In the aftermath of the twenty-seventh United Nations Climate Change Conference, known as COP27, which ended with a breakthrough deal to establish a “loss and damage” fund for vulnerable countries, activists in Nigeria are already discussing concrete steps to put pressure on the Global North to prevent the deal from becoming mostly symbolic. The deal was cobbled together in the last hours of the conference following two weeks of grueling negotiations among parties to the United Nations Framework Convention on Climate Change (UNFCCC) in Sharm El-Sheik, Egypt this November.

What’s known as “loss and damage”—reparations for destructive impacts of climate change suffered by developing countries—has been a longstanding demand of the G77 and China (an influential negotiating bloc in the UNFCCC negotiations). The victory, hailed as a big win for countries suffering the adverse effects of climate change, came after thirty years of campaigning and organizing on a global scale. 

But the deal is far from perfect. For one, it comes without a strong commitment to end fossil fuel burning. Rather, there was a reaffirmation of the commitment to limit global temperature rise to 1.5 degrees Celsius above pre-industrial levels, something which represents no progress over COP26 in Glasgow in 2021.  
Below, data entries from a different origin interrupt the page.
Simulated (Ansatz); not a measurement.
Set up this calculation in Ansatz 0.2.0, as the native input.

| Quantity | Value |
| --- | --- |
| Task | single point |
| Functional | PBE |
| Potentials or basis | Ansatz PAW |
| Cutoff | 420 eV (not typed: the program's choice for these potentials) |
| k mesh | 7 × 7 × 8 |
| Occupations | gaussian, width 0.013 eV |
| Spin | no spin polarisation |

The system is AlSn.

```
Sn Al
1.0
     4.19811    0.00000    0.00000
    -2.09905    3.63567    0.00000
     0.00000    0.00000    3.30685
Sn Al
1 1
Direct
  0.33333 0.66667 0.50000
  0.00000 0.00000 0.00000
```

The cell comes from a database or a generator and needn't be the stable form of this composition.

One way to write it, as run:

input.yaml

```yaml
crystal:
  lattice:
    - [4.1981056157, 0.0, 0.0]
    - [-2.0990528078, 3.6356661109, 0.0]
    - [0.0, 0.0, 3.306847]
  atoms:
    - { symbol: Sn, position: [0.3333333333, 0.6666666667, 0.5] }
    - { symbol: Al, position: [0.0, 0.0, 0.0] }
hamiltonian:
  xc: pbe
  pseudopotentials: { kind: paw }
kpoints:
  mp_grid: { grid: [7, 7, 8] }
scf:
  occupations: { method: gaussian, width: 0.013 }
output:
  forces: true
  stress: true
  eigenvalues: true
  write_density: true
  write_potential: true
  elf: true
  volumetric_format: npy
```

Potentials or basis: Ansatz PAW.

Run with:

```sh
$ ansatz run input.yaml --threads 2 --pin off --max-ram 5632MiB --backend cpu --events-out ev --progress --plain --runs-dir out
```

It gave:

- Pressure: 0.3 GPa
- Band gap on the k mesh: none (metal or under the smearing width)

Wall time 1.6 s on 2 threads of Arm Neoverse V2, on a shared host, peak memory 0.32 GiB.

In late November, a week after COP 27, an event tagged “COP 27 Debrief” was held in the bustling and dangerously polluted city of Lagos, Nigeria under the auspices of the Corporate Accountability and Public Participation Africa — a group that works to advance human rights, challenge corporate abuse of natural resources and build community power. 

“COP had become more like a carbon trade fair.” —Nnimmo Bassey

The mood at the meeting was somber and stern, not the frenzy of celebration perhaps expected on the occasion of such an historic deal. Although participants acknowledged the significance of the loss and damage victory, the reigning sentiment was skepticism towards the commitment of the Global North to implement the deal. For Nnimmo Bassey, director of Health of Mother Earth Foundation, an ecological think-thank, who spoke with The Progressive via Zoom, the annual COP has become “a jamboree” where parties’ interests appear to be more about how to profit off a very bad situation rather than taking collective action to save the world from climate catastrophe. 

“COP had become more like a carbon trade fair where you see people discussing selling of carbon credit and all kinds of non-solutions, which we call false solutions,” Bassey says. 


While there is hopeful news for the future following the historic UN biodiversity agreement in December that will “ensure and enable” that 30 percent of Earth’s land and sea can will conserved by 2030, much damage has already been done. Tuna migration habits in the Pacific Ocean, for example, are changing due to the heating of the ocean with a potential $140 million loss in average government revenue per year for the small island states whose food supplies and economies depend on tuna fishing. 

In the Lake Chad region, where temperatures have risen nearly 2 degrees since the 1960s, extreme weather events, from flooding to droughts, are affecting the livelihoods of forty million people. This has led to the disruption of fishing, agricultural and livestock yields, as well as the displacement of communities, and conflict over arable land. Climate change has resulted in the economies of the V20—a coalition of the world’s most climate-vulnerable countries—losing an estimated $525 billion in the past twenty years.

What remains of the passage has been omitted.